PD APPLICATIONS - POWER, DISTRIBUTION & INSTRUMENT TRANSFORMERS
On- and off-line testing
Performing partial discharge (PD) testing on power, distribution, or instrument transformers in the field presents significant challenges for service engineers or commissioning teams. These on-site assessments can be performed on-line, meaning the transformer is connected to the grid and energised, or performed while the transformer is off-line, meaning it is powered by a mobile power system. Both methods have advantages and disadvantages, as listed below:
On-line PD testing advantages:
- Transformer is under load condition (full current): Testing occurs while the transformer is operating at its usual load, providing real-world insights.
- Rated voltage and frequency: Measurements reflect actual operating conditions.
- Up-to-date insights into insulation system condition: Continuous monitoring ensures real-time data on insulation health.
- Early detection of insulation degradation or potential faults: Identifies issues before they lead to failures, reducing downtime and maintenance costs.

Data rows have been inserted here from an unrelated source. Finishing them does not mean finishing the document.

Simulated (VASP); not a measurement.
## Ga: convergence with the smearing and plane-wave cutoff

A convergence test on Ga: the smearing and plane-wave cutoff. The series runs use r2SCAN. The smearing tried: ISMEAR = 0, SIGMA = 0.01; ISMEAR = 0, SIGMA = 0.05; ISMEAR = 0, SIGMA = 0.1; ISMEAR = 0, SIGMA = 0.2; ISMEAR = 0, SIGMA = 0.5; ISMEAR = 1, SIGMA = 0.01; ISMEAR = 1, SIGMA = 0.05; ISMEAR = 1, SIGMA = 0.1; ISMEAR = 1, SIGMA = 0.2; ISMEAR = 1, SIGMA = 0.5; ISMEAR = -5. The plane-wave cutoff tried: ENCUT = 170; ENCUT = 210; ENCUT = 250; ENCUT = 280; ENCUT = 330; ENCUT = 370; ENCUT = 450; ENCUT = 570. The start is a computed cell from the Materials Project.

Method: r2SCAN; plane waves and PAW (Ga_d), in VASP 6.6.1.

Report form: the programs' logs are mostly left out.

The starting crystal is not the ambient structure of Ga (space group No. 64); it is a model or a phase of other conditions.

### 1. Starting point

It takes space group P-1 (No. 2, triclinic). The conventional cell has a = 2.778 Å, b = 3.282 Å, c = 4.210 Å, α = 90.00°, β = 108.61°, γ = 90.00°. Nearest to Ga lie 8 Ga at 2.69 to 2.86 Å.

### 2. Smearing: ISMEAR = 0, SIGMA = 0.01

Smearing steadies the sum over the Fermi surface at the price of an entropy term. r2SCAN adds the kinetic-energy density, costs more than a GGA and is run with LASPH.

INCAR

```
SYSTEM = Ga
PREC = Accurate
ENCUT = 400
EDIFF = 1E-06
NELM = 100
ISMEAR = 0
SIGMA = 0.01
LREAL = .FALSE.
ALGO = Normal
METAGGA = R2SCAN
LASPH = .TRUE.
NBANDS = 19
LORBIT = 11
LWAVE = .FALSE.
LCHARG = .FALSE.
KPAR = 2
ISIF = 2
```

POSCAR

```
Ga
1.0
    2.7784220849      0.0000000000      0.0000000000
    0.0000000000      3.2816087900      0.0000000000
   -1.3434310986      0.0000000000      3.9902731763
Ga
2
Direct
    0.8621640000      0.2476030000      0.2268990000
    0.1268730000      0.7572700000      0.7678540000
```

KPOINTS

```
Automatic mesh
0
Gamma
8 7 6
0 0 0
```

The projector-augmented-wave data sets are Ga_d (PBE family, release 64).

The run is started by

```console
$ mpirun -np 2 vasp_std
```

- Continuous operation of the asset: Allows the system to remain operational during testing.
- Integration with condition monitoring systems: Enables comprehensive analysis of equipment health by combining PD data with other monitoring information.
On-line PD testing limitations:
- No variable voltage and frequency: Testing is limited to the operating conditions of the transformer, eliminating access to additional insights.
- Almost no access (or limited access) to the transformer tank: Restricted ability for further inspection.
- Difficult for fault investigations
- Cannot distinguish PD inception voltage (PDIV) and extinction voltage (PDEV): These critical parameters cannot be separately identified.
- Requires special equipment and expertise
- Highly affected by electrical noise: External electrical interference can impact measurement accuracy.
Off-line PD testing advantages:
- Full variable voltage and switchable frequencies
- More detailed analysis of partial discharge activity
- Reduced electrical noise: Asset disconnection from the grid minimizes interference.
- Manipulation of the power supply: Independent from grid conditions, allowing tailored testing scenarios.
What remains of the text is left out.